Working with Lexicons

Terminology

In Wn, the following terminology is used:

lexicon

An inventory of words, senses, synsets, relations, etc. that share a namespace (i.e., that can refer to each other).

wordnet

A group of lexicons (but usually just one).

resource

A file containing lexicons.

package

A directory containing a resource and optionally some metadata files.

collection

A directory containing packages and optionally some metadata files.

project

A general term for a resource, package, or collection, particularly pertaining to its creation, maintenance, and distribution.

In general, each resource contains one lexicon. For large projects like the Open English WordNet, that lexicon is also a wordnet on its own. For a collection like the Open Multilingual Wordnet, most lexicons do not include relations as they are instead expected to use those from the OMW's included English wordnet, which is derived from the Princeton WordNet. As such, a wordnet for these sub-projects is best thought of as the grouping of the lexicon with the lexicon providing the relations.

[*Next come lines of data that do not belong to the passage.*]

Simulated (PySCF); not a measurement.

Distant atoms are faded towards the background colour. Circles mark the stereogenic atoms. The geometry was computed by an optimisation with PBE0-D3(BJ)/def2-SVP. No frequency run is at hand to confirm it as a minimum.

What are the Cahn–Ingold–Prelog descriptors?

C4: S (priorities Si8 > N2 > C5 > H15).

Lexicon and Project Specifiers

Wn uses lexicon specifiers to deal with the possibility of having multiple lexicons and multiple versions of lexicons loaded in the same database. The specifiers are the joining of a lexicon's name (ID) and version, delimited by :. Here are the possible forms:

*           -- any/all lexicons
id          -- the most recently added lexicon with the given id
id:*        -- all lexicons with the given id
id:version  -- the lexicon with the given id and version
*:version   -- all lexicons with the given version

For example, if ewn:2020 was installed followed by ewn:2019, then ewn would specify the 2019 version, ewn:* would specify both versions, and ewn:2020 would specify the 2020 version.

The same format is used for project specifiers, which refer to projects as defined in Wn's index. In most cases the project specifier is the same as the lexicon specifier (e.g., ewn:2020 refers both to the project to be downloaded and the lexicon that is installed), but sometimes it is not. The 1.4 release of the Open Multilingual Wordnet, for instance, has the project specifier omw:1.4 but it installs a number of lexicons with their own lexicon specifiers (omw-zsm:1.4, omw-cmn:1.4, etc.). When only an id is given (e.g., ewn), a project specifier gets the first version listed in the index (in the default index, conventionally, the first version is the latest release).

Downloading Lexicons

Use wn.download() to download lexicons from the web given either an indexed project specifier or the URL of a resource, package, or collection.

>>> import wn
>>> wn.download('odenet')  # get the latest Open German WordNet
>>> wn.download('odenet:1.3')  # get the 1.3 version
>>> # download from a URL
>>> wn.download('https://github.com/omwn/omw-data/releases/download/v1.4/omw-1.4.tar.xz')

The project specifier is only used to retrieve information from Wn's index. The lexicon IDs of the corresponding resource files are what is stored in the database.

Adding Local Lexicons

Lexicons can be added from local files with wn.add():

>>> wn.add('~/data/omw-1.4/omw-nb/omw-nb.xml')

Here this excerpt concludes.